In 1790 there were 1,715 British arrivals in Sydney and 524 at Norfolk Island being convicts and their military jailers. By the end of the decade farms and settlements had spread south of Sydney to the Georges River, north towards the Hawkesbury River and west towards the Blue Mountains. The colony's settler population had doubled, including the arrival of the first free settlers.

Throughout this expansion, the Eora people of Sydney did not give up their land to the new arrivals without resistance. The most well-known of the resistance is Pemulwuy, a Bidjigal resistance fighter who sought to defend his peoples, with support from other warriors. He fatally speared convict game hunter, John McEntire who had been violent towards the local First Nations people.

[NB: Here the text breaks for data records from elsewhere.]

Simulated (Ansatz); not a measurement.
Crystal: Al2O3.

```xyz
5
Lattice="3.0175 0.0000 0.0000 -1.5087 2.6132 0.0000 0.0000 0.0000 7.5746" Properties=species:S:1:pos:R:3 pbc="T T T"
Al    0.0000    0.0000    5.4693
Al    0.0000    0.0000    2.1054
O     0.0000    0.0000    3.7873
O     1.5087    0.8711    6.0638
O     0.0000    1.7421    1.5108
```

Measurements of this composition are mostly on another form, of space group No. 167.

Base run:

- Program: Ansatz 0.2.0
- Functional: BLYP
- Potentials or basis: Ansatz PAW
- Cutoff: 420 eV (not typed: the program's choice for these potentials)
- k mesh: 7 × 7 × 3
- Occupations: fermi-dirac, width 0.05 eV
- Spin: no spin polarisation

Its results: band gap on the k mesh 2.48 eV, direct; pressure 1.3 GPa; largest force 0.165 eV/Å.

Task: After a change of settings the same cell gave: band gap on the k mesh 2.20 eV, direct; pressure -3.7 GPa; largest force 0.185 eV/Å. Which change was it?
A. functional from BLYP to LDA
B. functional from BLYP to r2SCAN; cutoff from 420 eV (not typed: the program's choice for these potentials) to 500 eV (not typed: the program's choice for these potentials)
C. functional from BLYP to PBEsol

Some convicts who had served their sentence, or earned a Ticket of Leave, were keen to start new lives in the colony. Some set-up businesses and became influential in the colony like Mary Reibey, who became a prominent businesswoman owning trading ships, farms and property. This was an unexpected result of founding the colony, which would cause tensions over the next few decades. The British government saw the colony as a penal convict settlement, a place of punishment, while free migrants and former convicts wanted to create a full society in which they had a voice.

A snapshot of the 1790s

History and Politics

The second fleet of convicts arrived, many sick from ill treatment on the voyage, 1790.

Governor Arthur Phillip received a spear wound from an Elder of the Eora peoples, 1790.

British government allowed the first migration to the New South Wales colony by free settlers, 1792.

New South Wales administered by corrupt miliary (the New South Wales Corps) including giving unlimited land grants to own officers, 1793-1795.

Society and Culture

Aboriginal warrior Pemulwuy led resistance against the British arrivals around Sydney, 1792 to 1802.

Elizabeth and John Macarthur arrived in New South Wales, 1790.

Governor Phillip returned to England and First Nations man Woollarawarre Bennelong travelled to Britain with him in 1792.

Science and Technology

The first whale is killed by a settler whaling ship crew, Sydney, 1791.

Merino sheep first introduced to New South Wales, 1797.

First sealers, hunters for the fur of seals, arrived in the Bass Strait, 1798.